Book Review - Linux Bible (2005 Edition) by Christopher Negus
It seems like a lot of the Linux books out there right now pick a single distribution and teach you that one. Wiley's Linux Bible (2005 Edition) by Christopher Negus takes a different approach that may be valuable to you.
Part 1 - Linux First Steps: Starting With Linux; Running Commands from the Shell; Getting into the Desktop
Part 2 - Running The Show: Learning Basic Administration; Getting on the Internet; Securing Linux
Part 3 - Choosing and Installing a Linux Distribution: Installing Linux; Running Fedora Core and Red Hat Enterprise Linux; Running Debian GNU/Linux; Running SUSE Linux; Running KNOPPIX; Running Yellow Dog Linux; Running Gentoo Linux; Running Slackware Linux; Running Linspire; Running Mandrakelinux; Running a Linux Firewall/Router; Running Bootable Linux Distribution
Part 4 - Running Applications: Paying Music and Video; Working with Words and Images; E-Mailing and Web Browsing; Gaming Alone and Online
Part 5 - Running Servers: Running a Linux, Apache, MySQL, and PHP (LAMP) Server; Running a Mail Server; Running a Print Server; Running a File Server
Part 6 - Programming in Linux: Programming Environments and Interfaces; Programming Tools and Utilities
Appendix A: Media; Appendix B: Entering the Linux Community; Index
The main difference I see in this book is the lack of focus on a particular distribution. The different chapters (with the exception of Part 3) are all designed to teach you the basics of Linux apart from any flavor. This allows you to learn core skills that can transfer between whatever distribution you might be using at any given time. Part 3 gives a short coverage of each major distribution available on the market. If you're wondering about the pros and cons of each, this section of the book will help you decide where you want to start your specific distribution-specific learning.

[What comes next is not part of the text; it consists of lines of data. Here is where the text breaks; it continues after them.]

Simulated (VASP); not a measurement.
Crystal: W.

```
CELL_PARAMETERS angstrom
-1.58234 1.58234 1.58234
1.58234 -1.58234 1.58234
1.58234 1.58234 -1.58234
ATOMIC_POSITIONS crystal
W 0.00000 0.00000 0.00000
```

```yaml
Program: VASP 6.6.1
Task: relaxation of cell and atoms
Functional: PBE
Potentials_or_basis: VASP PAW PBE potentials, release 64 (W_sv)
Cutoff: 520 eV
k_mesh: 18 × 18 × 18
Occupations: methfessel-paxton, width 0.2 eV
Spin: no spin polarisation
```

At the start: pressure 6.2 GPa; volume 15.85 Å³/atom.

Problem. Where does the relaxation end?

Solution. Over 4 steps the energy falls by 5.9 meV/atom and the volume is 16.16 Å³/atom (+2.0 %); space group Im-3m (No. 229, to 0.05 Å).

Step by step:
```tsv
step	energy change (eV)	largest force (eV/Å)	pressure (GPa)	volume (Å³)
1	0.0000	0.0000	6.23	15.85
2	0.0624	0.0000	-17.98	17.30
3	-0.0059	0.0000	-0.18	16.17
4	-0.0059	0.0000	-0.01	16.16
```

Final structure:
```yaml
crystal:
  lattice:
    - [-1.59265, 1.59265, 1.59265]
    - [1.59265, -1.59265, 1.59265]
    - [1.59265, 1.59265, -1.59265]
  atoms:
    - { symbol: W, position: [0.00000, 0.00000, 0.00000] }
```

Like all Bible titles, this is pretty big (800+ pages). While there's a lot of useful information, I don't know that I'd recommend this to be your *only* Linux book. 200+ pages deal with the distribution information, which leaves considerably less room for core Linux information. The other chapters cover the gamut of Linux software (server, desktop, productivity, internet, games, etc.), so there's not a lot in in-depth coverage on any one particular area. I'd probably position this as a very good entry level book to teach the reader about Linux and help them decide what distribution to pick. From there, I'd pick a book specific to my distribution of choice and continue my learning.
If your the right audience and in the right situation, this book will work well for you...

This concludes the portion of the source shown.